Annual General Meeting
At an Annual General Meeting (AGM) a company will consider ordinary business.
- Directors' recommendation to declare a dividend
- Election of directors
- Financial statements, the directors' report and the auditor's report
- Re-appointment of the outgoing auditors or the appointment of new auditors and the fixing of auditors' remuneration
- Any other special business, such as the amendment of the memorandum or articles of association of the company
Duty to convene general meetings of the company
Company law provides for two types of meeting of a company, namely an Annual General Meeting and an Extraordinary General Meeting. General meetings of the company are meetings of the members and the directors at which certain company business is conducted.
Annual General Meeting
Every company is required to hold an annual general meeting (AGM) every year. No more than 15 months should elapse between each meeting. The only exception to the requirement to hold an AGM is in the case of a single member private limited company, where the sole member may decide to dispense with the holding of an AGM. The AGM must be held in the State unless otherwise provided for in the Articles of Association or constitution or where all the members of the company agree.
The main purpose of the A.G.M. is to present the accounts, the directors are required to present audited financial statements to the members at each AGM (or unaudited financial statements where the company is eligible to, and has decided to, avail of the small company audit exemption.) A company cannot avail of audit exemption if their current or last annual return was late being filed. A report by the directors must also be annexed to the financial statements presented to the members at the AGM. The AGM can be held outside Ireland if permitted in the company’s Articles.
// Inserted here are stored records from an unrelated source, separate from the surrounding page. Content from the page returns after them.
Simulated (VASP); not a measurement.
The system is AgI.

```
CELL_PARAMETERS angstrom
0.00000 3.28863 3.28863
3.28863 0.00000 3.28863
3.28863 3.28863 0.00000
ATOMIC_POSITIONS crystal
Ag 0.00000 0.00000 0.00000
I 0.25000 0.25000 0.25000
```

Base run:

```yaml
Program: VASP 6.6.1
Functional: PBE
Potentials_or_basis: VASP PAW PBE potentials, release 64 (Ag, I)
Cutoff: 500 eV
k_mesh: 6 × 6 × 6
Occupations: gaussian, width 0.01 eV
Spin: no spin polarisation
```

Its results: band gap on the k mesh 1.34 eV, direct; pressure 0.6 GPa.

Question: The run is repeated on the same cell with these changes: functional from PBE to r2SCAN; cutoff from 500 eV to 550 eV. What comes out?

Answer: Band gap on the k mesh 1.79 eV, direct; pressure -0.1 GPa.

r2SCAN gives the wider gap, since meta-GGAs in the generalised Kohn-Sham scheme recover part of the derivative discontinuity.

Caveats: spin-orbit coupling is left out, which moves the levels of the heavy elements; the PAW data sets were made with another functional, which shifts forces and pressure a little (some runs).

Extraordinary General Meeting
As the term suggests, an extraordinary general meeting of the company deals with matters outside the normal business conducted at an AGM. Under certain circumstances company directors are required to convene an EGM of the company, e.g. directors are under a duty to convene an EGM where the company's net assets have fallen to 50% or less of its called-up share capital.
With special resolutions, which tend to deal with structural and important company matters, majorities of either two thirds or three quarters are normally required depending on the Memorandum and Articles of Association or the constitution. A special resolution and an amended Memorandum and Articles of Association or constitution are required to be filed within 15 days of the passing or making of the resolution.